Getting schooled by a scribblenaut

I like words.  I write a lot of them everyday in different contexts.  I think I have a fairly good grasp of the English language and understand the difference between nouns, adjectives, and adverbs.  My confidence in my grammatical abilities has occasionally wavered, but never did it so much as when I played Super Scribblenauts on the Nintendo DS.

Super Scribblenauts cover art © Nintendo, Warner Bros.
Super Scribblenauts cover art © Nintendo, Warner Bros., 5th Cell (source)

Super Scribblenauts was released to favorable reviews in late 2010, and it was the last game I got for my DS before my departure from handheld (non-mobile) gaming.  I was on something of a puzzle game kick at that point with Professor Layton and Picross 3D, and this game readily fell into that niche.  I briefly debated on whether or not to play the first Scribblenauts game, but none of the reviews I read said that it was an absolute prerequisite. And with a sale and a couple coupons, I got Super Scribblenauts at a price comparable to the original.
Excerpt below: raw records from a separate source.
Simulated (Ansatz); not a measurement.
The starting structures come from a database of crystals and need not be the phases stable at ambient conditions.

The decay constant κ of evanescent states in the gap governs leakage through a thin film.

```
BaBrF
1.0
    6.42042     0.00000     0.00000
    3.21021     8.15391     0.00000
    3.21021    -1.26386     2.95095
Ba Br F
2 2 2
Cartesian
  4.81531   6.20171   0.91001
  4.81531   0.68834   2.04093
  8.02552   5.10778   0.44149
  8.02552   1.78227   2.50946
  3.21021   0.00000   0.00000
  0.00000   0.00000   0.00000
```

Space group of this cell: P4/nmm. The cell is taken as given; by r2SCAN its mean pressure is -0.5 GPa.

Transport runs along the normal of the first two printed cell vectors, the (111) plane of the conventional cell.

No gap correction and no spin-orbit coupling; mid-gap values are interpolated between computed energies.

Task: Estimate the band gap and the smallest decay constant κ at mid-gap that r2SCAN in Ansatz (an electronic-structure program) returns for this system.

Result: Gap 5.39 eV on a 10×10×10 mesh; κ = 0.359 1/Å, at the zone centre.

Super Scribblenaut’s side-scrolling premise was pretty simple. You played as a little guy named Maxwell with a star on his shirt and a pencil in his hand.  His goal was to collect “starites” by inputting words, mainly adjectives and nouns, to complete puzzles.  You had to use your imagination to come up with the word or words to finish a puzzle and get the starites in each level.

From YouTube user GamesMediaPro.

Super Scribblenauts was super cute, and there seemed to be an almost endless combination of words and phrases that could be used to complete any given puzzle.  There weren’t really any “right” answers (though the game did have a vocabulary), so long as your answers fit the puzzle’s parameters.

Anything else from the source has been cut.